Those relationships would have a cardinality of M2O or O2M depending whether the function returns multiple rows or not. This would generate the right query for aggregation here:

postgrest/src/PostgREST/Query/QueryBuilder.hs

Lines 52 to 81 in 8934190

	getJoinsSelects :: ReadRequest -> ([SQL.Snippet], [SQL.Snippet]) -> ([SQL.Snippet], [SQL.Snippet])
	getJoinsSelects rr@(Node (_, (name, Just Relationship{relCardinality=card,relTable=Table{tableName=table}}, alias, _, joinType, _)) _) (joins,selects) =
	let subquery = readRequestToQuery rr in
	case card of
	M2O _ ->
	let aliasOrName = fromMaybe name alias
	localTableName = pgFmtIdent $ table <> "_" <> aliasOrName
	sel = SQL.sql ("row_to_json(" <> localTableName <> ".*) AS " <> pgFmtIdent aliasOrName)
	joi = (if joinType == Just JTInner then " INNER" else " LEFT")
	<> " JOIN LATERAL( " <> subquery <> " ) AS " <> SQL.sql localTableName <> " ON TRUE " in
	(joi:joins,sel:selects)
	_ -> case joinType of
	Just JTInner ->
	let aliasOrName = fromMaybe name alias
	locTblName = table <> "_" <> aliasOrName
	localTableName = pgFmtIdent locTblName
	internalTableName = pgFmtIdent $ "_" <> locTblName
	sel = SQL.sql $ localTableName <> "." <> internalTableName <> " AS " <> pgFmtIdent aliasOrName
	joi = "INNER JOIN LATERAL(" <>
	"SELECT json_agg(" <> SQL.sql internalTableName <> ") AS " <> SQL.sql internalTableName <>
	"FROM (" <> subquery <> " ) AS " <> SQL.sql internalTableName <>
	") AS " <> SQL.sql localTableName <> " ON " <> SQL.sql localTableName <> "IS NOT NULL" in
	(joi:joins,sel:selects)
	_ ->
	let sel = "COALESCE (("
	<> "SELECT json_agg(" <> SQL.sql (pgFmtIdent table) <> ".*) "
	<> "FROM (" <> subquery <> ") " <> SQL.sql (pgFmtIdent table) <> " "
	<> "), '[]') AS " <> SQL.sql (pgFmtIdent (fromMaybe name alias)) in
	(joins,sel:selects)
	getJoinsSelects (Node (_, (_, Nothing, _, _, _, _)) _) _ = ([], [])
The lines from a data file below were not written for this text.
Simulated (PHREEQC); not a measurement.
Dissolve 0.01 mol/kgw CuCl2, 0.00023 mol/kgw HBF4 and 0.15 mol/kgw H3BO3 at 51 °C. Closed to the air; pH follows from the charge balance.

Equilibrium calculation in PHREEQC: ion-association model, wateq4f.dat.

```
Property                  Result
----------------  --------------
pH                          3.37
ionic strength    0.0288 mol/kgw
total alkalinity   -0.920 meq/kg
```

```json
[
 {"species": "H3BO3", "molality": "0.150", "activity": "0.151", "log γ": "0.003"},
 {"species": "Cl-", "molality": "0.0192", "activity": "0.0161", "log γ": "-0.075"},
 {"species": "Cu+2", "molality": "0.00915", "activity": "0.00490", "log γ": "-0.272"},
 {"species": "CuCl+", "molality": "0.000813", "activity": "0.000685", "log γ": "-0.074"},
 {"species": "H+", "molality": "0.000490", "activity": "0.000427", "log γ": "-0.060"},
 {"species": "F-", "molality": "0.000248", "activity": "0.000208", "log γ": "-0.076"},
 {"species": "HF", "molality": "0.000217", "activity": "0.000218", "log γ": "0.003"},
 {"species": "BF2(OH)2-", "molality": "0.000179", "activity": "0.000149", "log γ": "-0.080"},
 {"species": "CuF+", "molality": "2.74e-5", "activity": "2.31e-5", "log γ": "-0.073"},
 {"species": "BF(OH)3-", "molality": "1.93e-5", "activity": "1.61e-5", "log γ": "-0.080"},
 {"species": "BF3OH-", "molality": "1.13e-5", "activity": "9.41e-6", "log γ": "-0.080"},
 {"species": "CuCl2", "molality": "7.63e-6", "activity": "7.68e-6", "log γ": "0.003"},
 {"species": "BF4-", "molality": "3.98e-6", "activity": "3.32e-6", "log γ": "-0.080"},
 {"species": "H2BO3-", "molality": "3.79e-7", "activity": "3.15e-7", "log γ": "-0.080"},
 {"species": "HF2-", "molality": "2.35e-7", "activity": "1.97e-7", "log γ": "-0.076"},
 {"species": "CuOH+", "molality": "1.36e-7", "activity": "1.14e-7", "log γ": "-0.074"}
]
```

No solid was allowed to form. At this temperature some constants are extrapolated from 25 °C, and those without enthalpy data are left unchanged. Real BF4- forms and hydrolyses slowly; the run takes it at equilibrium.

We would then extend the Cardinality type to hold either the FKConstraint or a QualifiedIdentifier pointing to the virtual column's function. This would allow addRels to add the type of embedding (virtual vs fk-based) to the ReadRequest in:

postgrest/src/PostgREST/Request/DbRequestBuilder.hs

Lines 133 to 137 in 8934190

	let newFrom r = if qiName tbl == nodeName then tableQi (relForeignTable r) else tbl
	newReadNode = (\r -> (query{from=newFrom r}, (nodeName, Just r, alias, hint, joinType, depth))) <$> rel
	rel = findRel schema allRels (qiName parentNodeQi) nodeName hint
	in
	Node <$> newReadNode <*> (updateForest . hush $ Node <$> newReadNode <*> pure forest)

And based on this, we can then make sure that the actual SELECT from the embedded table is changed to call the function instead:

postgrest/src/PostgREST/Query/QueryBuilder.hs

Lines 36 to 42 in 8934190

	readRequestToQuery :: ReadRequest -> SQL.Snippet
	readRequestToQuery (Node (Select colSelects mainQi tblAlias implJoins logicForest joinConditions_ ordts range, _) forest) =
	"SELECT " <>
	intercalateSnippet ", " ((pgFmtSelectItem qi <$> colSelects) ++ selects) <>
	"FROM " <> SQL.sql (BS.intercalate ", " (tabl : implJs)) <> " " <>
	intercalateSnippet " " joins <> " " <>
	(if null logicForest && null joinConditions_ then mempty else "WHERE " <> intercalateSnippet " AND " (map (pgFmtLogicTree qi) logicForest ++ map pgFmtJoinCondition joinConditions_))

This currently creates a subquery like the following:

SELECT "test"."clients".* FROM "test"."clients"  WHERE "test"."projects"."client_id" = "test"."clients"."id" 

and we'd need to make this:

SELECT "virtual_column".* FROM "test"."virtual_column"("projects") 

The result would be embedding based on virtual columns, with the full support of features we currently have: Nesting, selecting subfields, inlining for performance - there is basically no difference, afaict. It should even be possible to use hints, if we fill the Relationship fields in a smart way.

---

Consequences for Embedding in general

This will solve #591, #1179 and #1230 immediately and would provide a workaround solution for #1643, #2566, #1907 and #1984 - basically any issue with disambiguation, because you can always roll your own in a more explicit way.

Furthermore, we could remove some of the auto-detected fk-based relationships easily, that have recently posed problems with disambiguation in general. We could restrict M2M relationships to simple junction tables with only FK columns, we might decide to remove self-references completely, because those create a lot of challenges on their own. Those can all be replaced with explicit virtual column embedding.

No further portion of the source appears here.